We sailed overnight from Hanoi and in the morning ended up at the docks of Hoi An, the middle region of Vietnam that acted as a trading post for commerce in Vietnam. We had about one day there and we had a lot to do. We first went on a bike ride throughout the countryside; We rode past farmer’s rice fields and throughout local neighborhoods, even passing by an water buffalo. After the bike ride, we went into the city portion of the region and had lunch at restaurant. We then met up with family that was also visiting Vietnam and we free-walked throughout the city, which is known for its artistry and fashion. We observed many things in the city, such as boats on the river selling lanterns and mini shrines on some of the ancient bridges that were there. After spending hours walking around and shopping in stores (I got a comedic shirt at a clothing store), we ended up at a cafe and had some coffee and ice cream there. Since it was about time for us to get back on our cruise ship, we said goodbye to our family and boarded back on the ship. Our cruise then set sail to our next destination, Mekong Delta.

Mekong Delta:

It took us only two hours to get to our last destination in Vietnam, the Mekong Delta ( in the southern region of Vietnam).  It was a day trip once again, so we wanted to make the most of our time there. We first went on a boat ride that traversed the Mekong river, where we ended up at a coconut candy factory–a hut that has people grinding coconut shells and mixing them into candy. After observing the process of how they make the candy and buying some of their candy, we traveled along the pathway and came across a fruit farm where we enjoyed some tropical fruits, like pineapple and dragon fruit. We got to listen to some traditional Vietnamese music from local musicians and I even got to hold a giant Python around my shoulders (the creature was very heavy, nearly crushed my body down). Afterwards, we got to go on a mini-rowboat ride down one of the small creeks that feeds out to the Mekong river (the rowers offered us traditional straw hats to wear as we traversed the river). After the boat ride down the creek, we had a traditional fish wrap dinner at a fancy restaurant near Saigon (the restaurant had a nice garden that we walked around and took pictures in). After dinner, we boarded back onto our cruise ship and we disembarked to our next country, Thailand, and our next destination–Bangkok.

Bangkok:

After day out on the sea, we arrived at our next destination of our trip, Bangkok. Since it was New Years Eve, my two older brothers left us for the day to celebrate the New Year with a couple of their friends while the rest of my family did a day tour provided by the cruise. The first stop on our tour was at the famous Royal Palace of Bangkok (fun fact: people can’t wear shorts in the palace because it’s considered rude and disrespectful to the Buddha god), which was particularly crowded that day due to the fact that everyone wanted a blessing from the Buddha  for the new year. We saw many cool and intricately-designed statues and spires, such as gold-encrusted temples and dragon-guards statues. There was the famous Jade Buddha statue, the statue of the Buddha god made entirely out of jade, which was held in a small temple with walls painted with the story of Buddha. After exploring the palace, our next stop was the Wat Arun, nicknamed the Temple of Dawn, which was a Buddhist temple built on the west bank of the Chao Phraya River (named after the Buddhist god, Aruna). We explored every bit of the temple, amazed that it was entirely encrusted with colorful porcelain art. After that, we went to the Thailand boat barges, where we saw examples of Thailand’s traditional ships and boats (the designs and structures of the ships were amazing–with designs like dragons or pagodas). Additionally, we visited a floating village on the river where we shopped and ate street food (I had a fried quail bird and a cooked fish). After spending a couple hours there, we ended our day on a nighttime dinner cruise, going down the river and passing brightly-lit buildings celebrating New Years Eve. We finished the dinner-cruise and went back to our cruise ship where we all passed out of exhaustion from the day.

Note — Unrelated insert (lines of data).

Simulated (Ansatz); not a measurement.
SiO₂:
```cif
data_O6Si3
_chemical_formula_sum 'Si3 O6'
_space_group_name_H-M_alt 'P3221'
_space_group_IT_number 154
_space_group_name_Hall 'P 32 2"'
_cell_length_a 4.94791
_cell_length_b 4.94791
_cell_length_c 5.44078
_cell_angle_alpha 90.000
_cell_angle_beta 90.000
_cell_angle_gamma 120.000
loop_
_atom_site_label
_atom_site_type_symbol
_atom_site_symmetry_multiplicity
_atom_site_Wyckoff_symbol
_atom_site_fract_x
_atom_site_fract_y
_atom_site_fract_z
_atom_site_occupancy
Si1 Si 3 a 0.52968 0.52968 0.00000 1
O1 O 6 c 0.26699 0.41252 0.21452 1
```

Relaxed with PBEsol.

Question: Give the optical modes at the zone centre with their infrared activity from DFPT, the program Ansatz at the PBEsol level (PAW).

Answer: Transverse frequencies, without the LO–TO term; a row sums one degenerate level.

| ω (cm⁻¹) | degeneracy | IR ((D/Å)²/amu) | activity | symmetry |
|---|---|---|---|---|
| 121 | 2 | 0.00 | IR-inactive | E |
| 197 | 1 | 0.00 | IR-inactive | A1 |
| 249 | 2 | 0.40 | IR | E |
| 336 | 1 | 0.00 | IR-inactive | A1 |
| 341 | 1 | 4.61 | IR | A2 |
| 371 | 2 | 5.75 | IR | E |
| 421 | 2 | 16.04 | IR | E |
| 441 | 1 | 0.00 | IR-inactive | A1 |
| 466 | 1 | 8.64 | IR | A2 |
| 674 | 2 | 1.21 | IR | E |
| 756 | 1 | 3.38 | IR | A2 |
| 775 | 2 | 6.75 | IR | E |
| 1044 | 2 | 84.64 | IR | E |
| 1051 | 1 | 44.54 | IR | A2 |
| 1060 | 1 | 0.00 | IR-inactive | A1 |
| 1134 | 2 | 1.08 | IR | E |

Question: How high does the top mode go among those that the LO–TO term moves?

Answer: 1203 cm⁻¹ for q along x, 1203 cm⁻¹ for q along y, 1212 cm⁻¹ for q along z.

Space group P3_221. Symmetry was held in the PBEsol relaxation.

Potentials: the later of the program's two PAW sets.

On our second day in Thailand, we only did a half-day tour, due to the fact that our cruise disembarks in the late afternoon. Our one and only destination we went to was the wooden Sanctuary of Truth in Pattaya, a religious construction made entirely out of wood panels and wood blocks without the use of nails and screws (the panels and blocks are made to fit and attach to each other perfectly). When we arrived there, we first went through an artisan working area where people doing woodwork, carving complex and intricate statue designs. Right before entering the sanctuary, we were given hard hats to protect our heads from potential falling debris due to the fact that the temple is constantly being reconstructed. We entered the sanctuary and was immediately amazed by the vast and intricately design of the entire building; The walls and pillars had incredible carvings and sculptures representing many gods and goddesses of the elements. We took lots and lots of pictures of each different areas in the sanctuary and learned about which Hindu zodiac sign we are based on a special calendar. After exploring every bit of the sanctuary, we returned to cruise ship and spent the rest of our day on there. As soon as everyone was onboard, including my two older brothers, we set off to our last location on our Asia trip, Singapore.

Singapore:

After travelling for another day out at sea, we arrived at our final destination on our cruise trip, the famous city-state of Singapore. We were there for about two days (we had an extra day due to our flight), so we spent the most of our time there doing a lot of incredible things. We spent our first day travelling around the city on a double-decker tour bus, seeing all of the amazing architecture. We passed by many unusual attractions, such as a double-helix structured bridge and the famous Merlion statue on the water. After getting off the bus, my family and I went to the National Orchid Garden, filled with blooming, colorful orchids and humongous, twisted trees (not to mention the extremely hot climate).  When we finished traversing the beautiful gardens, we went to have lunch at grill restaurant in one of Singapore’s enormous malls. The restaurant provided us with skewers of food which we had to cook it ourselves on a built-in grill at our table. With lunch and exploring the mall over, we walked around the city and ended up at the famous Infinity Pool hotel (the one that appeared at the end of Crazy Rich Asians). We explored inside of the hotel a bit and then went outside to the flourishing Gardens of the Bay, where we watched a breathtakingly colorful light show produced by the Flower Towers. 

On our second (and last) day in Singapore, we left the cruise ship and checked into our hotel, where we set off to enjoy our last day in Asia. First, we went to Singapore’s Chinatown taking in the markets and enjoying traditional breakfast at a Chinese restaurant. After breakfast, we explored the Buddha Tooth Relic Temple and Museum–a temple containing many Buddhist-related items and relics. We saw many traditional relics, such as the Yellow Dzambhala statue (the Deity of Wealth) and a magnificent golden dragon statue.  Later in the day, we headed to Little India, where we saw buildings with incredible artistic designs on it and local markets with traditional Indian products being sold. At night, we had dinner at the Lau Pa Sat festival market, an open-market area with a variety of restaurants. We all ate different types of food and had some signature Singaporean gelato and fruit. With full stomachs, we walked around the city at night for one last time, passing by brightly-lit and oddly-designed statues as well as pieces of art around the streets of the city. Feeling accomplished and satisfied with the day, we went back to the hotel and packed up our stuff. The next day, we headed off to the airport and flew the long journey back home to the United States.

The entire trip was one of the most incredible experiences of my life. Despite the insane traffic and the excruciatingly hot climate,  I saw beautiful places and learned many things I never thought I would get to take in. Also, I felt like I bonded even more with my family throughout the entire journey of the trip. Our trip to Asia was truly a once in a lifetime journey for me.